Algorithms - gt-big-data/wiki GitHub Wiki

Here are a few algorithms that exist that can be implemented in Big Data. The choice depends on what you are looking for out of the data and what kind of information you have/can use (user privacy).

Types of Algorithms

K Nearest Neighbors Good for ranked user suggestions / feature extraction

Clustering There are lots of algorithms for clustering Clustering is trying to organize a set of information into subsets that exhibit the same properties.

One seemingly easy algorithm: k-means clustering see this visualization for more on k means clustering

A priori Suggestions/recommendations of goods, what goods usually appear together in sets : Amazon, book purchase ...

PageRank: Finding critical nodes in a graph, famously used by Google

  • Useful for Wikipedia indexing project for instance
  • Works by creating a graph and generating random walks in the connections.
  • The data must be all connected together (!)

C4.5 Algorithm Improvement (and easier to implement then ID3)

  • Helps create a decision tree around a variable.
  • Useful if doing most likely situation (predicting behaviour statistics)
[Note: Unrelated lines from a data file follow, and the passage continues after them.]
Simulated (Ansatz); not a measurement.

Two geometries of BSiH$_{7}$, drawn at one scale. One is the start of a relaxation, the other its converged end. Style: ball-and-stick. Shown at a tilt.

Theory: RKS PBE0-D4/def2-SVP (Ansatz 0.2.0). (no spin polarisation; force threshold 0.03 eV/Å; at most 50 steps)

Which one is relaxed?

Collaborative filtering vs. Feature based filtering

  • If you want to recommend movies, you can either go by doing user/user relations, find neighbors, and recommend based on neighbors' histories: collaborative filtering
  • The other way is to find information about the movie: actors, type of movie, or director, and create an algorithm to map these features in numbers to recommend movies from there: feature based filtering

This is applicable to a number of algorithms.